Paper or plastic grocery bags -- which are better for the environment?

You probably think you know the answer. And you're probably wrong.

Paper bags are not necessarily better for the environment than plastic -- despite many consumers' long-standing assumption that paper beats out plastic hands down when it comes to eco-friendliness.

"There definitely was a period of time when the message was, 'Choose paper over plastic,'" said Jenny Powers, a spokeswoman for the Natural Resources Defense Council. "That's not the way to view it."

Powers and other environmental experts now say the best choice is neither paper nor plastic -- it's reusable shopping bags made of substances like cotton, hemp, nylon or durable mesh-like plastic.

"The ideal option is bring your own bag," Powers said. "Second choice is to ask for the type of bag that you know will be reused -- plastic if you'll use it for holding trash, or paper if you will recycle it."

The question of the relative merits of various kinds of grocery bags sounds simple.

But in fact, scientists spend large amounts of time trying to nail down the environmental impacts of creating, transporting and disposing of products such as grocery bags -- a process known as life cycle analysis.

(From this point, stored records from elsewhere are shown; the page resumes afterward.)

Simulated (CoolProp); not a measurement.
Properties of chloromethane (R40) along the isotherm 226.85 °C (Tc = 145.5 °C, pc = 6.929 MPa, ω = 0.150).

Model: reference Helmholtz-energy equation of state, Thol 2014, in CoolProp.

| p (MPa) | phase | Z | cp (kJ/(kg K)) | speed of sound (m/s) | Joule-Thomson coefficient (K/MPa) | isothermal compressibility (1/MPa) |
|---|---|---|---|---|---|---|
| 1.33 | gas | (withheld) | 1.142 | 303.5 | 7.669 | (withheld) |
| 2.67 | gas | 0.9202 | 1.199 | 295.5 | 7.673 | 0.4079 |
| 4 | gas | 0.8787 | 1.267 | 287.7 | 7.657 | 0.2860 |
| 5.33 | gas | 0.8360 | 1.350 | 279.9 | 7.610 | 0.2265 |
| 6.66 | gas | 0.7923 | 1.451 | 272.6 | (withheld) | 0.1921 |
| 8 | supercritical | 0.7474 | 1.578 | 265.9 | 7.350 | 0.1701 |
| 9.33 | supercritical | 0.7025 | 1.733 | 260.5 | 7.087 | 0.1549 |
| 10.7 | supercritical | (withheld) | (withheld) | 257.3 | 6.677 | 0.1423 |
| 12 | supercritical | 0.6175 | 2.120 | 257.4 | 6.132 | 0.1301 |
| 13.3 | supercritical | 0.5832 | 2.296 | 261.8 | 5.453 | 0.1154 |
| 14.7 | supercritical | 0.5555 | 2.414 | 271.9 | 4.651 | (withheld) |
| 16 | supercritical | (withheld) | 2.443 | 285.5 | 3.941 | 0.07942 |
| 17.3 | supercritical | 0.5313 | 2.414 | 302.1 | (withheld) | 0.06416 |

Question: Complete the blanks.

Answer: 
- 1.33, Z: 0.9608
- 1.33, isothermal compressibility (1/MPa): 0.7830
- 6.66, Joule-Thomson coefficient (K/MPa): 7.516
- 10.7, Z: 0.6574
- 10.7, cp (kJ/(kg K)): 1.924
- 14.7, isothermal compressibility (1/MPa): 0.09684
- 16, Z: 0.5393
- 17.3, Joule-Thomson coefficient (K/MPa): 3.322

The final answer depends on numerous details, including:

-- Whether the bags are made from recycled or virgin materials.

-- How far the raw ingredients and finished bags must travel before reaching consumers.

-- How much energy and water are used in the manufacturing process.

-- Whether bags that are labeled "recyclable" or "compostable" actually end up being recycled and composted, or just get dumped in the trash.

The stakes are high. Ninety percent of today's grocery bags are plastic. And fewer than 5 percent of plastic bags historically have been recycled, compared with 21 percent of paper bags.

Plastic bags are a particular problem in coastal regions, where they often end up in rivers and oceans -- poisoning or strangling marine life. Sixty to 80 percent of ocean debris is plastic, according to the Algalita Marine Research Foundation. And while plastic may gradually shred into smaller pieces, those fragments will persist and threaten sea life for up to 1,000 years.

But paper bags have other negative effects on the environment.

"If you're comparing a paper bag made from virgin timber with a plastic bag made with natural gas, the paper bag causes more global warming pollution, more biodiversity impacts and more water impacts," said Allen Hershkowitz, a senior scientist with NRDC who has worked on life cycle analyses for two decades. "If the paper bag is not recycled, it will generate greater carbon emissions during incineration than plastic would, or greater methane emissions if it is landfilled."

One thing is clear in every study that has been done: Reusable bags beat both paper and plastic on virtually all environmental criteria.

For instance, a 2002 Australian study concluded that someone using plastic grocery bags for a year would go through 520 bags and generate 6.08 kilograms of greenhouse gases, which contribute to global warming. Someone using paper bags would also go through 520 bags to generate 11.8 kilograms of greenhouse gases.

But a year's worth of reusable polypropylene bags -- estimated at four bags, used twice a week -- would generate less than 2 kilograms of greenhouse gases.

"The best thing is for people to be encouraged to take reusable bags," said Hershkowitz. "That's a truism everyone can agree upon."